# Some Validity and Reliability Issues in the Measurement of Attribute Utilities

^{[ to cite ]:}

Philippe Cattin and Marc G. Weinberger (1980) ,"Some Validity and Reliability Issues in the Measurement of Attribute Utilities", in NA - Advances in Consumer Research Volume 07, eds. Jerry C. Olson, Ann Abor, MI : Association for Consumer Research, Pages: 780-783.

^{[ direct url ]:}

http://acrwebsite.org/volumes/9752/volumes/v07/NA-07

A number of measures that can be used for estimating the validity or reliability of individual attribute utilities are reviewed and discussed. What each of these measures actually estimates and the effect of the number of attributes and of the number of stimuli are discussed. Some results obtained with a data base are then presented.

INTRODUCTION

The estimation of attribute utilities is an important part of consumer research (e.g. Green and Srinivasan 1978) and it therefore follows that the validity and reliability of attribute utilities are important topics. Serving to emphasize the importance of investigating reliability and validity issues in marketing, the February 1979 issue of the __Journal of Marketing Research__ was devoted to a redefinition of and a call for a stronger measurement tradition in marketing.

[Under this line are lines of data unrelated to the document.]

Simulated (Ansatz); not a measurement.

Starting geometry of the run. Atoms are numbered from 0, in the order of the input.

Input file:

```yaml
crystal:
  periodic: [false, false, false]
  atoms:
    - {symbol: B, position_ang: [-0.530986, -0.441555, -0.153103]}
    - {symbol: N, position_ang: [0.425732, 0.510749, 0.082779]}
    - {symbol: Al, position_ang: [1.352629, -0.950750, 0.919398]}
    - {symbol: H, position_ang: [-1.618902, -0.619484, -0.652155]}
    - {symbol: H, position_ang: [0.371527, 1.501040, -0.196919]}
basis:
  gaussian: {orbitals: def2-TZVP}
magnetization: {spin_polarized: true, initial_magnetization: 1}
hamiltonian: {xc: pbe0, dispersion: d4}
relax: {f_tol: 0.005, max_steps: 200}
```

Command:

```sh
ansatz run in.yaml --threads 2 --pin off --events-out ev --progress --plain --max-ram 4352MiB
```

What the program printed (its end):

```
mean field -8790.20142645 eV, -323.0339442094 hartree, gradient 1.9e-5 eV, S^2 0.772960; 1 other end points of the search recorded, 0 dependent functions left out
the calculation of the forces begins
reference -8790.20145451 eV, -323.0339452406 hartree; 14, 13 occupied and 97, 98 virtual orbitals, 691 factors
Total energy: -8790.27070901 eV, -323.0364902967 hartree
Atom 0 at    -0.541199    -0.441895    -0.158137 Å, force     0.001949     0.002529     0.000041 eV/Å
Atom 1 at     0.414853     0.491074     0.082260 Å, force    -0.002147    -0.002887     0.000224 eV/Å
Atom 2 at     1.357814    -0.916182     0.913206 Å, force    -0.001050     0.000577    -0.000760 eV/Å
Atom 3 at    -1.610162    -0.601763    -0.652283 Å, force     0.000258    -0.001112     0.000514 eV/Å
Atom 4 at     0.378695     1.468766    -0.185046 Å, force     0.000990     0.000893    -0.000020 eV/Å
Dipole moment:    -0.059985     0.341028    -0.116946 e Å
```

The main purpose of this paper is to review and discuss several measures of the validity and reliability of attribute utilities, and to apply them to a data base. Only individual level utilities are considered. In consumer research this level of analysis is quite important since individual attribute utilities are often used as such, as in market simulations. Moreover, if individual attribute weights are more valid and reliable, the resulting aggregate weights will also be more valid and reliable. It should be noted that we are concerned only with validity and reliability measures which can be computed with the kind of conjoint analysis data that is collected in many studies. For instance, we do not deal with the prediction of actual choice decisions.

THE DATA

The data base used in this study was collected on three consecutive afternoons from 41 male college juniors and seminars. The product was a limited line men's clothing store. All the selected subjects had had experience in evaluating and purchasing their own clothes. Moreover, they are a logical part of the target market of a men's clothing store in the small university town in which the study was executed. The subjects were told that they would be paid for their full three-day participation in the experiment.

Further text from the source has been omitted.